Cycling Kubernetes pods and scraping Prometheus metrics causing latency issues
See original GitHub issueIssue Type:
- Bug report
- Feature request
What happened:
We deploy Linkerd as a daemonset (to around 500 nodes) on Kubernetes, and we’re scraping metrics using Prometheus.
We cycled every pod in the cluster (around 3400 in total) whilst doing some routine maintenance. We disabled Prometheus scraping prior to doing this (as part of unrelated work) and reenabled it the next day.
After scraping was reenabled latency of requests sent via Linkerd increased by around 100-150% and some requests started failing. We saw errors in the Linkerd logs like this:
D 0525 14:42:21.804 UTC THREAD32 TraceId:5ff10920f019ca62: Failed mid-stream. Terminating stream, closing connection
com.twitter.finagle.ChannelClosedException: ChannelException at remote address: /10.224.140.9:80. Remote Info: Not Available
at com.twitter.finagle.netty4.transport.ChannelTransport$$anon$1.channelInactive(ChannelTransport.scala:188)
at io.netty.channel.AbstractChannelHandlerContext.invokeChannelInactive(AbstractChannelHandlerContext.java:245)
at io.netty.channel.AbstractChannelHandlerContext.invokeChannelInactive(AbstractChannelHandlerContext.java:231)
at io.netty.channel.AbstractChannelHandlerContext.fireChannelInactive(AbstractChannelHandlerContext.java:224)
at io.netty.channel.ChannelInboundHandlerAdapter.channelInactive(ChannelInboundHandlerAdapter.java:75)
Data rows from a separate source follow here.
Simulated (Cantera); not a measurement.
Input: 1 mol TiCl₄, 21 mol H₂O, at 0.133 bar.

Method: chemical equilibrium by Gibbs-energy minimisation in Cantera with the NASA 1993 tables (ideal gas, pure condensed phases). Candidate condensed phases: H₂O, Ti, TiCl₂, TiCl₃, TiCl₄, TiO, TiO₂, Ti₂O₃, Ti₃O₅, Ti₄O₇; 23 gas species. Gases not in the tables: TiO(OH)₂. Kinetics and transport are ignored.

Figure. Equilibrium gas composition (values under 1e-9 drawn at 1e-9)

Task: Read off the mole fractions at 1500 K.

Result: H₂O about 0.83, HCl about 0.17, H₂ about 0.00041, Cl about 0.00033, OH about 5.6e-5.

at io.netty.channel.AbstractChannelHandlerContext.invokeChannelInactive(AbstractChannelHandlerContext.java:245)
D 0525 14:17:43.098 UTC THREAD28 TraceId:611a81b0939bcb4b: Failed mid-stream. Terminating stream, closing connection
com.twitter.io.Reader$ReaderDiscarded: This writer's reader has been discarded
at com.twitter.finagle.netty4.http.StreamTransports$$anon$1.discard(StreamTransports.scala:71)
at com.twitter.finagle.http.DelayedReleaseService$$anon$2$$anon$3.discard(DelayedReleaseService.scala:58)
at io.buoyant.router.Http$Router$.$anonfun$responseDiscarder$1(Http.scala:45)
at io.buoyant.router.Http$Router$.$anonfun$responseDiscarder$1$adapted(Http.scala:43)
at com.twitter.finagle.buoyant.RetryFilter.$anonfun$dispatch$3(RetryFilter.scala:71)
at scala.runtime.java8.JFunction0$mcV$sp.apply(JFunction0$mcV$sp.java:12)
at com.twitter.util.Try$.apply(Try.scala:15)
at com.twitter.finagle.buoyant.RetryFilter.$anonfun$dispatch$2(RetryFilter.scala:71)
at com.twitter.finagle.buoyant.RetryFilter.$anonfun$dispatch$2$adapted(RetryFilter.scala:70)
The response time from /admin/metrics/prometheus
endpoint went from ~0.5 seconds to over 13 seconds on some Linkerd pods, whilst /admin/metrics.json
and /admin/metrics/influxdb
stayed around the same.
After restarting one of the most affected pods, the response time of the Prometheus endpoint dropped back down to ~0.5 seconds.
What you expected to happen:
- Response time on the Prometheus scrape endpoint to remain low after cycling lots of pods.
- Service upstream latencies to be unaffected.
How to reproduce it (as minimally and precisely as possible):
We don’t have a minimal reproduction just yet - just wanted to flag this and see if this was a known issue before creating one.
Anything else we need to know?:
The number of unique series (metric + combination of labels) on some pods with highest scrape latency went from ~8k to ~35k. Digging into this a bit more, when we rotated pods on one of the nodes in our staging environment (draining a node and letting pods schedule on it again) the Linkerd metrics seemed to include “old” metrics for upstream services that had previously been proxied by Linkerd (albeit with all values 0). I wonder if cycling all pods in the cluster caused the Linkerd pods to collectively process significantly more metrics (for old upstream services) which somehow caused the latency issues/errors?
There didn’t seem to be any significant impact on CPU or memory usage.
We’d be happy to (privately) share more logs and metrics if you can think of anything that would be helpful 👍
Environment:
- linkerd/namerd version, config files: linkerd 1.3.4
- Platform, version, and config files (Kubernetes, DC/OS, etc): Kubernetes 1.7
- Cloud provider or hardware configuration: AWS EC2 instances, mixture of c4.large and m4.2xlarge K8s resource spec:
Limits:
cpu: 1
memory: 800Mi
Requests:
cpu: 300m
memory: 400Mi
Issue Analytics
- State:
- Created 5 years ago
- Comments:9 (7 by maintainers)
Top GitHub Comments
@milesbxf trying to share the love, check out #2010. I know of a large user of Linkerd using Prom + many services, and we discovered that the /admin interface wasnt setup with its own thread pool. Our tail latencies have been impacted since it was in critical path of requests.
Closing due to inactivity. Please feel free to reopen if you’re still seeing issues.